Page 1 of 1

BSBI TPP dataset - duplicated records

Posted: Sat Mar 31, 2018 10:21 am
by AndyAmphlett
Tom,

VCRs are encouraged not to waste time on looking for duplicate records, while trying not to create duplicates if possible. But there are a few datasets from BSBI (not from individual VCRs) that seem to be exacerbating the problem. A fairly recently added dataset is one that appears to have been created specifically for the Threatened Plant Project (TPP).
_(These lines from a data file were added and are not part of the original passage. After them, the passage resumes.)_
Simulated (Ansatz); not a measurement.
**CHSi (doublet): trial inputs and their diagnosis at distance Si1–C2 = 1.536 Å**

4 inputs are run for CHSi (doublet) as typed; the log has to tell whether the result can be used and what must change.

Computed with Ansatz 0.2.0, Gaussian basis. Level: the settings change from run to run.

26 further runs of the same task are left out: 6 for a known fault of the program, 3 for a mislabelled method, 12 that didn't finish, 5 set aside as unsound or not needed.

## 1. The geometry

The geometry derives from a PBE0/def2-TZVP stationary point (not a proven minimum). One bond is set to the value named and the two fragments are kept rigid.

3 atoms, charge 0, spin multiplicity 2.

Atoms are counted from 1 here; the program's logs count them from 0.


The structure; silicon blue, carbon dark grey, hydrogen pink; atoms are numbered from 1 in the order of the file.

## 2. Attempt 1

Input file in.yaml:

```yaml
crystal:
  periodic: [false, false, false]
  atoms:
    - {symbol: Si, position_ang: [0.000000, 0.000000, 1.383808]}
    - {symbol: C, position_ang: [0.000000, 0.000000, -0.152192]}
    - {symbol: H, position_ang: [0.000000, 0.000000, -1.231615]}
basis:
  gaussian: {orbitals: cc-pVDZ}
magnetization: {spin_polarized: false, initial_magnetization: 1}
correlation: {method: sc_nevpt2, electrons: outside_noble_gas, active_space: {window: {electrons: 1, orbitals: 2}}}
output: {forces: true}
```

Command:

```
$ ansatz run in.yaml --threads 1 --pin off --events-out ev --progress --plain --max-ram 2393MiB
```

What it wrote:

https://database.bsbi.org/search.php#re ... 9942ef695f

As far as I can see (have only looked at a few examples, mostly in vcs 94 & 96) the records in this dataset are all duplicates, but sometimes with date range errors cf the original record. For example McCallum Webster records in vc96 with a correct date range in the source record, have in the TPP version the end date as 2008, when she died in 1985. Would it be safe to mark the whole dataset as duplicate? That would have to be done centrally, or is it for VCRs to investigate their own vcs?

Thanks,

Andy.

Re: BSBI TPP dataset - duplicated records

Posted: Sat Mar 31, 2018 11:17 am
by admin
Hi Andy,

This dataset is a known problem. At David Pearman's instigation I obtained the underlying data from BRC and have made extensive corrections to dates.

There will still be duplicates after the reload, but please wait until then before taking any action, because the refreshed data will definitely be better than the current situation. I hope to reload the set soon - hopefully next week.